Allow me to ask the other way around: Why USE flags at all? If some one wants to use certain switches (which are right now provided with the help of the USE flags) then we could expect the user to know CFLAGS, FEATURES, LDFLAGS and friends at package level.

My question does not make sense. I know. But I think not setting the CFLAGS for a package where the user explicitly requests "debug" in the USE flags is as well not making sense.

What do you think?

Comment 25 Alin Năstac (RETIRED) gentoo-dev

2007-12-12 06:20:21 UTC

Debug flag is never used (or shouldn't be used) as a synonym to "build the program with -O0 -gddb and don't strip the debug info". In this case, it activates debug logging. Yeah, not exactly intuitive, but this is how upstream decided to implement things. If I were the author, these would have been accomplished through command line options, not compilation defines.

Anyway, the debug USE flag reason of being has been discussed over the time on dev ml. I distinctly remember that adding -ggdb to CFLAGS is a no-no.
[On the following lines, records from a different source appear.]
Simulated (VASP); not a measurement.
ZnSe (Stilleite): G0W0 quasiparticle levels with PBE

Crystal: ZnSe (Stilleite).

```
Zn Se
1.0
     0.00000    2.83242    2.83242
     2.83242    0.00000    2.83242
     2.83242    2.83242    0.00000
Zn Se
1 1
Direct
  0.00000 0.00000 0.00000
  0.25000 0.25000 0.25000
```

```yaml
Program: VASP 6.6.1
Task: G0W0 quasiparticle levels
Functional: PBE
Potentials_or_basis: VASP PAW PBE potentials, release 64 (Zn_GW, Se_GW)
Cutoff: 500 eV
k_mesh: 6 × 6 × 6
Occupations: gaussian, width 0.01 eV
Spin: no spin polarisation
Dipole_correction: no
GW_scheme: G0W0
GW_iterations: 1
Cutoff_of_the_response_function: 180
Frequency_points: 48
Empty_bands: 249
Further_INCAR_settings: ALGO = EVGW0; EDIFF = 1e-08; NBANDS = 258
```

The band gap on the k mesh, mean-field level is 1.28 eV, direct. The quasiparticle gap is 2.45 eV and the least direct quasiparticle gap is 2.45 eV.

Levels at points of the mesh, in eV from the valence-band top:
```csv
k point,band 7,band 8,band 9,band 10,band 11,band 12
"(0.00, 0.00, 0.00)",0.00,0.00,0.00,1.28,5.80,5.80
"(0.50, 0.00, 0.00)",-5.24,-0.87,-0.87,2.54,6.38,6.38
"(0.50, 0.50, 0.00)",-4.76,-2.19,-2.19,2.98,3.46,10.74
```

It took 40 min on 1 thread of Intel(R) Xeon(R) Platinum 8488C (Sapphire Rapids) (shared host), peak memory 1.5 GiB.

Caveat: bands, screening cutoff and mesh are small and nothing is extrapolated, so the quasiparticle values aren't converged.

Comment 26 steveb 2007-12-12 06:28:08 UTC

(In reply to comment #25)
> Debug flag is never used (or shouldn't be used) as a synonym to "build the
> program with -O0 -gddb and don't strip the debug info". In this case, it
> activates debug logging. Yeah, not exactly intuitive, but this is how upstream
> decided to implement things. If I were the author, these would have been
> accomplished through command line options, not compilation defines.
> 
I did not say anything about "don't strip the debug info".


> Anyway, the debug USE flag reason of being has been discussed over the time on
> dev ml. I distinctly remember that adding -ggdb to CFLAGS is a no-no.
> 
Well... then I have a nice list of such "no-no's":
grep -R "\-ggdb" /usr/portage/


Anyway... it is okay.